Source: Moldova National MO 2008, 12 Grade, Problem 8 (Day 2)
Tags: integration, trigonometry, logarithms, real analysis, real analysis unsolved
Evaluate $ \displaystyle I = \int_0^{\frac\pi4}\left(\sin^62x + \cos^62x\right)\cdot \ln(1 + \tan x)\text{d}x$.

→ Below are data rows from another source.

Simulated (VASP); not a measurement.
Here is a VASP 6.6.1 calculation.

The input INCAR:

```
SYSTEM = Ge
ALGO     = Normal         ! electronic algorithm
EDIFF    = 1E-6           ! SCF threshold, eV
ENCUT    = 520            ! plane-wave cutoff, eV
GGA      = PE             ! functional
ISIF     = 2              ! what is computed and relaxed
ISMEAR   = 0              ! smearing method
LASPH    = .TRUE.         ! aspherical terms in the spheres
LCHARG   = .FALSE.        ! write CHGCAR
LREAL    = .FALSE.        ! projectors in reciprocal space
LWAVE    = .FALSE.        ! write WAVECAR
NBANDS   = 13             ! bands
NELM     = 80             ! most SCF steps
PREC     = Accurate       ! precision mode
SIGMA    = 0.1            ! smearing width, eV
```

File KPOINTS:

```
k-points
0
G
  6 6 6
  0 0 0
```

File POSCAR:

Let $ x = \frac {\pi}{4} - \theta \Longrightarrow dx = - \theta ,\ 2x = \frac {\pi}{2} - 2\theta$,
$ I = \int_{\frac {\pi}{4}}^0 (\cos ^ 6 2\theta + \sin ^ 6 2\theta)\ln \left [1 + \tan \left(\frac {\pi}{4} - \theta \right)\right] d( - \theta)$
$ = \int_0^{\frac {\pi}{4}} (\cos ^ 6 2\theta + \sin ^ 6 2\theta)\ln \frac {2}{1 + \tan \theta} d\theta$
$ = (\ln 2)\int_0^{\frac {\pi}{4}} (\cos ^ 6 2\theta + \sin ^ 6 2\theta)\ d\theta - I$
$ 2I = (\ln 2)\int_0^{\frac {\pi}{4}} (\cos ^ 6 2\theta + \sin ^ 6 2\theta)\ d\theta$
Here, we have :
$ \sin ^ 6 \theta + \cos ^ 6 \theta = (\sin ^ 2 \theta + \cos ^ 2 \theta)^3 - 3\sin ^ 2 \theta \cos ^ 2 \theta (\sin ^ 2 \theta + \cos ^ 2 \theta)$
$ = 1 - 3\sin ^ 2 \theta \cos ^ 2 \theta$
$ = 1 - \frac {3}{4}\sin ^ 2 2\theta$
$ = 1 - \frac {3}{4}\cdot \frac {1 - \cos 4\theta}{2}$
$ = \frac {1}{8}(5 + 3\cos 4\theta)$
$ \therefore 2I = \frac {\ln 2}{8}\int_0^{\frac {\pi}{4}} (5 + 3\cos 8\theta)\ d\theta = \frac {5}{32}\pi \ln 2$, yielding $ I = \frac {5}{64}\pi \ln2$.